Early this year, the filmmakers followed their hit up with a less-successful sequel that still grossed close to $70 million, most of it in France and Germany. And now, one of the actors from the franchise has released what could be considered the first veritable spinoff from the Serial (Bad) Weddings Cinematic Universe, called Made In China.

Conceived by and starring Fréderic Chau, who played the Asian hubby in Weddings, the film is a well-meaning if rather generic dramedy about a France-born Chinese man, François, who’s grown estranged from his immigrant father, Meng (Bing Yin). With his first baby on the way, François decides it’s time to make amends with his heritage, paying his dad a surprise visit at his home in the working-class 13th arrondissement, which is Paris’ biggest Chinatown (there are other ones in Belleville and near the Marais.)

Shenanigans, of course, ensue, most of them involving François’ comic-relief sidekick, Bruno, played by Medi Sadoun (who plays the Arab husband in the Weddings films). A few decent jokes are made to debunk Sinophobic stereotypes, poking fun at the fact that certain Frenchmen still believe all Chinese people work as sushi delivery boys, speak French with lurching accents or eat dog meat over their steamed rice.

In a country where Asians have often made for easy punchlines in movies and TV shows, and where a more aggressive racism toward the Chinese population has reared its head these past years, Made in China comes as a welcome reminder of France’s evolving demographics — especially compared to comedies like the recent Tanguy Is Back, which barely hid its xenophobia beneath a litany of terrible slapstick.

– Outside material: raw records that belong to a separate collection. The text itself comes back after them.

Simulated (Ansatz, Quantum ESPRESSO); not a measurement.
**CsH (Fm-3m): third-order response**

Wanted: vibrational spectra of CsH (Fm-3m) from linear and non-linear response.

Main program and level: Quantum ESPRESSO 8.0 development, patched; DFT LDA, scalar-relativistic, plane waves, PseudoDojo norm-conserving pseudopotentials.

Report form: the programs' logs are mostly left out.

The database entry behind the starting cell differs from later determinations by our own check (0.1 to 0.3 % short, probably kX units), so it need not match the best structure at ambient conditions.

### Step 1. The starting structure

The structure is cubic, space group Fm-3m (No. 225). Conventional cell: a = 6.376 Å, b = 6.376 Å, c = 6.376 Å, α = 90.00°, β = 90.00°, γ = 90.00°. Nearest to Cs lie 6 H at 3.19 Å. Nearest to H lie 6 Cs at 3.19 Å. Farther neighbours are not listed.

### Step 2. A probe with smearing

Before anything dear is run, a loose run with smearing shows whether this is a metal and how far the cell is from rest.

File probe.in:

Some of the jokes in China aren’t all that more sophisticated than in Tanguy, but the film has a good heart at its core and offers a few insights into life for people like François’ dad, who remain isolated from the rest of Paris yet find their own ways to get by. One subplot shows Meng helping recent Chinese immigrants maneuver France’s Kafkaesque bureaucracy, or else organizing community loans so that they can start up a business. 

Generally, the Chinese characters — including François’ crazy cousin, Félix, played by the rather hilarious Steve Tran — come across as altogether more nuanced and interesting than the non-Asian ones, who feel like caricatures. This is especially the case with François’ very pregnant girlfriend, Sophie (Julie De Bona), whose jealous rages are never really credible. Ditto for her overzealous mother (Clémentine Célarié), obsessed only with her daughter's future baby. 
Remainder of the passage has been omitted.